Saturday, September 6, 2008

Sixteenth after Pentecost, 2007

September 16, 2007 XVI Pentecost (RCL Proper 19C)

Jeremiah 4: 11-12, 22-28; Luke 15: 1-10

These contrasting images, so very powerful. In Jeremiah the desolated land stripped bare of every gentle shade tree and every pool of water, cities in ruins, even the mountains and hills shaken loose of their moorings. The dark sky with no promise of morning, as if the earth had given up on itself. The dark night of the soul, separation, brokenness, lovelessness, projected out, embodied in a universal and cosmic grief.

I guess we’ve all been there, or at least we’ve been close. Like T.S. Eliot’s Wasteland: the external devastation becomes a metaphor for our inner emptiness.

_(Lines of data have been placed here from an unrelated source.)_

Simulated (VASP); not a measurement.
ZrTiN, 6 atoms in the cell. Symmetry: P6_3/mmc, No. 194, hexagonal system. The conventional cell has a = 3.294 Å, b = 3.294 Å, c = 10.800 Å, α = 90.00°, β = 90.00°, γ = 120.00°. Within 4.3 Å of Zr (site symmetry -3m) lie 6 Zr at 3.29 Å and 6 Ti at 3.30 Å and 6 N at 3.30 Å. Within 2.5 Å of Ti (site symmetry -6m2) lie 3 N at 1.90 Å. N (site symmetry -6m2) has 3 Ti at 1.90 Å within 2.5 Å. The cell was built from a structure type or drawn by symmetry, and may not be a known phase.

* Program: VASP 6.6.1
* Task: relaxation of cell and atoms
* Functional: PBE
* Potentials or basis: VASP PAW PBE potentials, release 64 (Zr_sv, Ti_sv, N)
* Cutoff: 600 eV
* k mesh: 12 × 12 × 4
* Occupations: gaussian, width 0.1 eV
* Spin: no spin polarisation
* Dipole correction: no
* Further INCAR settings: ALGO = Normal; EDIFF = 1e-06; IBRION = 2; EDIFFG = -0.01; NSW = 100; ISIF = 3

But then to contrast: there are these wonderful vignettes in the Luke reading—Jesus in his quick response to the dour, humorless Pharisees. The shepherd who goes off into the night to find the one lost sheep, the woman who turns her house upside-down to find that one coin she had lost. Here the morning sun comes up like gangbusters, trumpets blasting and choirs singing, the universe restored in joy and fulfillment.

So, sin and death, restoration and renewal. Death and resurrection. Jesus mentions “repentance” several times in the Luke passage, but actually that poor lost sheep and certainly the lost coin seem pretty much passive players in the stories. The Good Shepherd doesn’t say, “I’ll go out and find the lost sheep, but only after she says she’s sorry for wandering away.” And it doesn’t make any sense at all for the woman to say something like that about the coin. “I hope you’ve learned your lesson, Mr. Coin. You won’t be doing that again!” And in fact we hear nothing from either the lost sheep or the coin.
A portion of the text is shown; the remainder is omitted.